This is the mail archive of the
mailing list for the GCC project.
Re: rtx_cost of insns
- From: Oleg Endo <oleg dot endo at t-online dot de>
- To: Alan Modra <amodra at gmail dot com>
- Cc: Richard Earnshaw <Richard dot Earnshaw at foss dot arm dot com>, Jeff Law <law at redhat dot com>, gcc at gcc dot gnu dot org
- Date: Mon, 29 Jun 2015 17:10:39 +0900
- Subject: Re: rtx_cost of insns
- Authentication-results: sourceware.org; auth=none
- References: <20150622055710 dot GQ1723 at bubble dot grove dot modra dot org> <558A3AA9 dot 6090406 at redhat dot com> <20150624091846 dot GC1723 at bubble dot grove dot modra dot org> <558ADF04 dot 9040807 at redhat dot com> <558BF3F7 dot 6080702 at foss dot arm dot com> <20150629074639 dot GG1723 at bubble dot grove dot modra dot org>
On 29 Jun 2015, at 16:46, Alan Modra <firstname.lastname@example.org> wrote:
> On Thu, Jun 25, 2015 at 01:28:39PM +0100, Richard Earnshaw wrote:
>> Perhaps the best thing to do is to use the OUTER code to spot the
>> specific case where you've got a SET and return non-zero in that case.
> That's exactly the path I've been following. It's not as easy as it
> First, some backends call rtx_cost from their targetm.rtx_costs.
> ix86_rtx_costs for instance has this
> case PLUS:
> if (val == 2 || val == 4 || val == 8)
> *total = cost->lea;
> *total += rtx_cost (XEXP (XEXP (x, 0), 1),
> outer_code, opno, speed);
> *total += rtx_cost (XEXP (XEXP (XEXP (x, 0), 0), 0),
> outer_code, opno, speed);
> *total += rtx_cost (XEXP (x, 1), outer_code, opno, speed);
> return true;
> which, when using a non-zero register move cost, results in
> Successfully matched this instruction:
> (set (reg:DI 198 [ D.74663 ])
> (plus:DI (plus:DI (reg/v/f:DI 172 [ use_entry ])
> (reg:DI 196 [ D.74662 ]))
> (const_int -32 [0xffffffffffffffe0])))
> rejecting combination of insns 179 and 180
> original costs 6 + 4 = 10
> replacement cost 15
> So here the x86 backend is calculating the cost of an lea, plus the
> cost of (reg:DI 196), plus the cost of (reg/v/f:DI 172), plus the cost
> of (const_int -32). outer_code is SET. That means we add two
> register moves, increasing the overall cost from 7 to 15.
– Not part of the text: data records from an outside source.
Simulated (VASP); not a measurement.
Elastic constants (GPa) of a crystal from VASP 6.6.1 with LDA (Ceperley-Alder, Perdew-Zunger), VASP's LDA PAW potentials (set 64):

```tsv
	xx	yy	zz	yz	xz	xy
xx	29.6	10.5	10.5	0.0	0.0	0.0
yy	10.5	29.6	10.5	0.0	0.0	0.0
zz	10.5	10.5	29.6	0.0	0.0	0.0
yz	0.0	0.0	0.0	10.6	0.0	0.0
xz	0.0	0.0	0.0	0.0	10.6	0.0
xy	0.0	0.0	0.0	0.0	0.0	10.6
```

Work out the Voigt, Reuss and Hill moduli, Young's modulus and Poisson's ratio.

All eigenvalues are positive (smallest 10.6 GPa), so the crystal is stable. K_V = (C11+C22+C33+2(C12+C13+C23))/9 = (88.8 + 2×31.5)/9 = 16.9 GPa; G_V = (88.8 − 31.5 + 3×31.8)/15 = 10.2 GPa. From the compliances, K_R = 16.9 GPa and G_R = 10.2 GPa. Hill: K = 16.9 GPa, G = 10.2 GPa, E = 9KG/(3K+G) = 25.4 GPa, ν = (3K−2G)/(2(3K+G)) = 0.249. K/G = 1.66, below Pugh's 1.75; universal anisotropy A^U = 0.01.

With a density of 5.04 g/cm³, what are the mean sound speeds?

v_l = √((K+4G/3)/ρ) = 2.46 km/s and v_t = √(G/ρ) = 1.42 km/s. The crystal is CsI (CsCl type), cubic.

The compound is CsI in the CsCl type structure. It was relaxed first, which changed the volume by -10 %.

> The second problem I've hit is that fwprop.c:should_replace_address
> has this:
> /* If the addresses have equivalent cost, prefer the new address
> if it has the highest `set_src_cost'. That has the potential of
> eliminating the most insns without additional costs, and it
> is the same that cse.c used to do. */
> if (gain == 0)
> gain = (set_src_cost (new_rtx, VOIDmode, speed)
> - set_src_cost (old_rtx, VOIDmode, speed));
> return (gain > 0);
> If register moves have the same cost as adding a small constant to a
> register, then this code no longer replaces a pseudo with its value as
> an offset from a base. I think this particular problem can be fixed
> quite simply by "return gain >= 0;", but really, this code, like the
> x86 code, is expecting the cost of a register move to be zero.
> You'll notice that these example problems are not trying to cost a
> whole instruction. In both cases they want the cost of just a piece
> of an instruction, but rtx_cost is called in a way that is
> indistinguishable from other code that calls rtx_cost on whole
> register move instructions.
> The real difficulty is in separating out the whole insn cases from the
> partial insn cases.
> Note that we already have insn_rtx_cost, and it returns a minimum cost
> for a SET, so register move insns get a cost of 1 insn. However,
> despite insn_rtx_cost starting life in combine.c, even combine doesn't
> use it in all whole insn cases. :-(
Quite often, more complex (combine) insns have to be matched manually using C/C++ code in order to implement the costs function. To avoid that, maybe we could have target independent insn attributes that carry the costs? That would be much be much easier/faster (at least) for combine to lookup and is also easier to maintain in the backend.
It's also possible to implement that in a target specific way. Like in the costs function, constructing a temporary fake insn, recog it, lookup the attribute. However, this will pointlessly invoke recog twice. At the time when combine gets the insn costs it already has invoked recog.